KABUL, 25 Apr 2005 (IRIN) - Six months after a successful presidential poll, Afghanistan's fledgling political system is starting to prepare for a much more ambitious undertaking: parliamentary elections slated for 18 September.
Already, colourful posters conveying party messages can be seen in public places in the capital Kabul, and in some provincial towns. Local TV and radio stations have begun airing debates and newspapers are full of editorials and comment on what sort of parliament might emerge from the historic election.
However, in a country new to democracy and elections, where insecurity, illiteracy and strong conservative traditions continue to hold sway, holding a genuinely representative national parliamentary poll remains a huge challenge. The logistics of moving voting materials and equipment to around 30,000 polling stations in 5,000 locations across a country largely devoid of roads and infrastructue present another hurdle to election organisers.
TIMING AND LOGISTICS
The parliamentary election date has had to be put back at least twice. The poll for parliament was originally scheduled for directly after the presidential election in October 2004, but was postponed due to poor security, lack of administrative capacity and slow progress on a census of the country's population.

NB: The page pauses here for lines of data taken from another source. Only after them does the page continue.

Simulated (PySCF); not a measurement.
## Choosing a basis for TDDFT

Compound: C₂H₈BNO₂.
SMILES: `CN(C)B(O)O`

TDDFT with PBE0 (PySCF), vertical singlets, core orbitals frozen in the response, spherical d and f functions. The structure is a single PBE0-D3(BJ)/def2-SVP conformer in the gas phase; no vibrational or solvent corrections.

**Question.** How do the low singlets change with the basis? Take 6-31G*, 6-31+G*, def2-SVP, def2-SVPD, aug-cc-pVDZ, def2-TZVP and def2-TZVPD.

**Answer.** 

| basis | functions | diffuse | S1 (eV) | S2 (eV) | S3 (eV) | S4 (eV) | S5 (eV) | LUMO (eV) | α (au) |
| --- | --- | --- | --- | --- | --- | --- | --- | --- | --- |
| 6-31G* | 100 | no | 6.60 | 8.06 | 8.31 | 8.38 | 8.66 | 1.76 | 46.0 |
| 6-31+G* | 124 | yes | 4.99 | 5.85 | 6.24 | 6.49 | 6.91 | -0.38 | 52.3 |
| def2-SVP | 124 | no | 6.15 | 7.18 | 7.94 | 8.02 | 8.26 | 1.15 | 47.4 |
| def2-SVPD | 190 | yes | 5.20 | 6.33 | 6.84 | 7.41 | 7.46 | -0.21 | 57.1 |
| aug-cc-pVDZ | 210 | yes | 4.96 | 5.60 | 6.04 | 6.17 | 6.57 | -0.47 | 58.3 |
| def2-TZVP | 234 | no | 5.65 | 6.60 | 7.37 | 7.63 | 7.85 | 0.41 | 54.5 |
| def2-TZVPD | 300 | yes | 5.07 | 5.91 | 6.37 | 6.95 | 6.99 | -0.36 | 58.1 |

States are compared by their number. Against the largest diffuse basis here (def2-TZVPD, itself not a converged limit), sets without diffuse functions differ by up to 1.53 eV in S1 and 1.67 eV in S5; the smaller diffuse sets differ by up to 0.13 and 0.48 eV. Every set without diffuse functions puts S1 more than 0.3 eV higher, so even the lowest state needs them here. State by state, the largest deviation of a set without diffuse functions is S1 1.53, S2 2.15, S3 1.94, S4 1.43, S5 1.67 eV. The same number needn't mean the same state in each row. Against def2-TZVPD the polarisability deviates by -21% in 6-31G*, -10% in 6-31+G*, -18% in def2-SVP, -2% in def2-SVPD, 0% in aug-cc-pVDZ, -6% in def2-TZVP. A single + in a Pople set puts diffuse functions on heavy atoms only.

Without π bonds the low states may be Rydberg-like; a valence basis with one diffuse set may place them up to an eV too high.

The logistics of running a parliamentary election in Afghanistan will be far more complicated than the presidential election and will require better organisation and monitoring, authorities say.
"There is no doubt that this election will be a very hard contest. We will have all in all 69 different elections, two in each province and probably one for the Kuchi [nomad] community separately, Peter Erben, the UN chief electoral officer for Afghanistan, told IRIN in Kabul.
There will be two elections in each province on the same day, one for the 249-member Wolusi Jirga [lower house of parliament] and another for the provincial councils. Each provincial council will have between nine and 29 members, depending on the population level.
Erben said that he was aware that the local dimension to the forthcoming election meant there was potential for conflict - with local warlords likely to put undue pressure on voters to cast their ballots in the their favour.
JEMB CONFIDENT BUT ACCEPTS THERE ARE REAL CHALLENGES
The UN-government Joint Electoral Management Body (JEMB) that oversees elections, has recently been reconstituted in the run up to September's vote. The JEMB consists of nine Afghan members appointed by President Hamid Karzai and four international commissioners appointed by the UN.
The electoral body has already started deploying nearly 6,000 local staff and 400 international election workers to eight regional and 34 provincial offices to begin the process of compiling voter rolls and identifying places where people can vote on the day itself. The JEMB estimates staff numbers will swell to 200,000 as polling day approaches.
The electoral body said it has learnt many important lessons from the October elections, which were marred by voter intimidation and a dispute over the use of indelible ink, designed to stop people voting twice. Ten electoral workers were killed by insurgents in the days and weeks before the poll.
But the JEMB remains confident this year's election will take place in a much safer environment. "We believe in very close cooperation with Afghan and international security forces, and that we will be able to go further in our ability to secure our staff and voters all over Afghanistan," Erben said.
REGISTRATION OF CANDIDATES AND VOTERS
Registration of candidates is expected to begin late in April. Nearly 10,000 candidates are expected to nominate themselves for election. According to electoral law, candidates must be Afghan citizens over 25 years of age presenting the signature of at least 300 voters in support of their application.
The JEMB then has the task of vetting and registering the thousands of parliamentary hopefuls before the end of May, to keep the whole process on schedule. "The process of looking through that many candidates in only a matter of weeks stands as one of the most significant challenges," a JEMB statement said.
Meanwhile, a Single Non-Transferable Vote system (SNTV) has been chosen by the government of Afghanistan as the most appropriate voting system for the national parliament and provincial councils.
Under the SNTV system, voters select just one candidate from those listed on the ballot paper. The candidates with the highest number of votes wins the seat or seats allocated to their respective constituencies.
A public awareness campaign and a supplemental registration exercise for those eligible Afghans who did not have the opportunity to register as voters last year are also being introduced shortly. The registration is planned to last for four weeks, starting in July.
But some politicians are already grumbling that the poll will fall far short of international electoral standards. "This time the UN says it wants 'an acceptable and credible' election, why not a fair and free election? I think they are accepting that there will be fraud and mistakes, this is unacceptable," Haji Merajudin, a candidate who hopes to stand for election in the central Kabul constituency, told IRIN.